It is the country's second largest island, after Phuket, and the largest island in the Mu Ko Chang National Park archipelago.
The name means "Elephant Island", and comes from its elephant-shaped headland. Despite the presence of elephants on the island, they are not indigenous. At present, there are nine villages on the island.
Prior to World War II, Ko Chang was little known. During this period, the few families there made a living growing coconuts and fruits.
During World War II, when Thailand was occupied by Japanese forces, Ko Chang was the scene of the 1941 Battle of Ko Chang between the Royal Thai Navy and a Vichy French naval squadron, in which the French won a decisive victory.
Ko Chang is part of an archipelago of 51 islands, and is approximately 30 km long by 14 km, wide with a total area of 429 km². It is part of the Mu Ko Chang National Park, which covers an area of 650 km², of which 70 percent is offshore.
It is a mountainous island, with Khao Salak Phet being the highest peak at 744 metres. The island is known for several waterfalls, thriving coral reefs, and rainforests.
The main settlements on the west coast are around Sai Khao, Hat Kai Mook, Hat Kai Bae, Ban Klong Prao and the fishing village of Bang Bao on the south coast. The island's administrative centre is Ban Dan Mai on the east coast.
Ko Chang is home to populations of the stump-tailed macaque, the small Indian civet, the small Asian mongoose, 61 bird species, and a number of snakes and deer.
The Ko Chang frog (Limnonectes kohchangae) was originally thought to be an endemic species, but has also been found on the mainland.
The island forms a district (amphoe) in the province of Trat. It was formed on 30 April 1994, when it was split off from Laem Ngop District, at first being classed as a minor district (king amphoe).
Following a decision of the Thai government on 15 May 2007, all of the 81 minor districts were upgraded to full districts. With its publication in the Royal Gazette on 24 August, the upgrade became official.
Ko Chang District is divided into two sub-districts (tambon); which are further subdivided nine villages (muban):
a.) Ko Chang (Thai: เกาะช้าง), consisting of four villages with 3,010 inhabitants:
b.) Ko Chang Tai (Thai: เกาะช้างใต้), consisting of five villages with 2,346 inhabitants:
Ko Chang has no airport. The nearest airport is Trat Airport 17 km from the Ao Thammachat Ko Chang ferry terminal on the mainland.

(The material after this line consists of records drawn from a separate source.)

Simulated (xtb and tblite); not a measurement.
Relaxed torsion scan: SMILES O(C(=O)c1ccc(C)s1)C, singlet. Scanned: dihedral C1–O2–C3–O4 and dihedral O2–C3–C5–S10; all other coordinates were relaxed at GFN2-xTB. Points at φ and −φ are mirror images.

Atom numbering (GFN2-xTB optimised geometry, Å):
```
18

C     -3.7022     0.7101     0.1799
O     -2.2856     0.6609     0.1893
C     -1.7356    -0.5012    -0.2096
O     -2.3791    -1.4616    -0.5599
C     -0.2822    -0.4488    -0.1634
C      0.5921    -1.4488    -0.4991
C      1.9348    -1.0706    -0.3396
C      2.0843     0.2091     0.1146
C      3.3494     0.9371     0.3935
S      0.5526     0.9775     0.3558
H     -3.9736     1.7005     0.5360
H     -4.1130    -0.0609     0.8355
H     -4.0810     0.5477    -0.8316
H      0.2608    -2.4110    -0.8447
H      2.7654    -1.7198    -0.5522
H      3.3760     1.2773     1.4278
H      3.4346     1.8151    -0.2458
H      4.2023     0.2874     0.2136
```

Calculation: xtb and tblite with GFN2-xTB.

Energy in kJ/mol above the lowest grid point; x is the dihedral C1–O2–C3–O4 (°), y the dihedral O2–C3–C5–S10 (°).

There are two main roads on Ko Chang, running the length of the east and west coasts. Both roads start at Ao Sapparot in the north, near the ferry piers. Shorter roads branch out to Ploytalay Resort and Keereephet, Khlong Nueng, and Klong Phu waterfalls.
Songthaew operate on the two main roads, providing both public transport and taxi services. This is the only form of public transport on the island.
Motorbike rental and car hire are available.
The nearest long distance road transport is at Trat town, from where the 310 km journey to Bangkok takes five hours by bus.
There are two ferry companies that run services from the mainland to Ko Chang. Both take vehicles and passengers. There are now no passenger-only boats to the island. Ferries run from around 06:30 until 19:30.
During high season, from November to May, there are passenger-only boat services from Ko Chang to the outlying islands of Ko Wai, Ko Mak, and Ko Kut.
Ko Chang's income derives largely from tourism, but some traditional livelihoods still exist. Many of Ko Chang's villages rely on fishing, with Ban Salak Phet (Thai: บ้านสลักเพชร) being the largest and oldest community on Ko Chang, in a sheltered location in the south of the island. Other fishing villages include Bang Bao (Thai: หมู่บ้านประมงบางเบ้า), at Bang Bao Beach, which consists of houses on stilts built into the sea, and Ban Khlong Son, which also partly relies on rubber plantations.
Ban Dan Mai and Ban Khlong Non Si also have coconut plantations, and orchards of lychee trees. The variety of lychee grown, Silaman 200 years, is believed to be found only on Ko Chang.
The first foreign backpackers started arriving on Ko Chang in the mid-1970s, using local fishing boats, when the island was still undeveloped.
In 1982, Ko Chang along with the surrounding area became part of the protected Mu Ko Chang National Park, with approximately 85% of the island, together with nearby coral reefs, falling within the park.
It has since become a major tourist destination, both for foreigners and Thais, with a number of tourist resorts being developed.
Despite this, tourism on Ko Chang remains considerably less developed than on Ko Samui or Phuket.
The hilly nature of the island provides it with a number of popular waterfalls, including Khlong Plu (น้ำตกคลองพลู). It is the only one on the west side of the island, and has an entrance three kilometres from Ao Khlong Phrao. Waterfalls on the east side of the island include Khlong Nonsi, Khlong Nueng, Khiri Phet which is about three kilometres from Salak Phet village, the five waterfalls of Khlong Koi near Bang Bao, and the Than Mayom waterfall near Than Mayom pier.
Ban Salak Phet village has a temple, Wat Salak Phet, built in the reign of King Rama V on his visit to the island. The original temple is now used as a museum commemorating the king's visits to the area. A new temple was completed nearby in 2014.
Bays include Ao Salak Phet, the largest on the island, and Ao Bai Lan (Thai: อ่าวใบลาน).
Ko Chang's beaches include Hat Kai Bae (Thai: หาดไก่แบ้) beach, and Hat Khlong Phrao-Laem Chaiyachet (Thai: หาดคลองพร้าว-แหลมไชยเชษฐ์) beach. By far the busiest is the first beach visitors reach when they arrive on the island, White Sand Beach (Hat Sai Kao). Backpackers will opt to head a couple of kilometres south of Kai Bae Beach to Lonely Beach, which is known for cheap accommodation and almost nightly parties in high season. A quieter alternative is Klong Kloi Beach on the south coast of Ko Chang. This was deserted until 2006 but is now home to a community of beach bars, restaurants, and accommodation.
Ko Chang Yutthanawi Day, which occurs in late January at the Ko Chang Yutthanawi Memorial on Laem Ngop, commemorates the Royal Thai Navy's engagement against the French at the Battle of Ko Chang on 17 January 1941. There is an exhibition by the Royal Thai Navy, and merit-making and tribute rites are performed.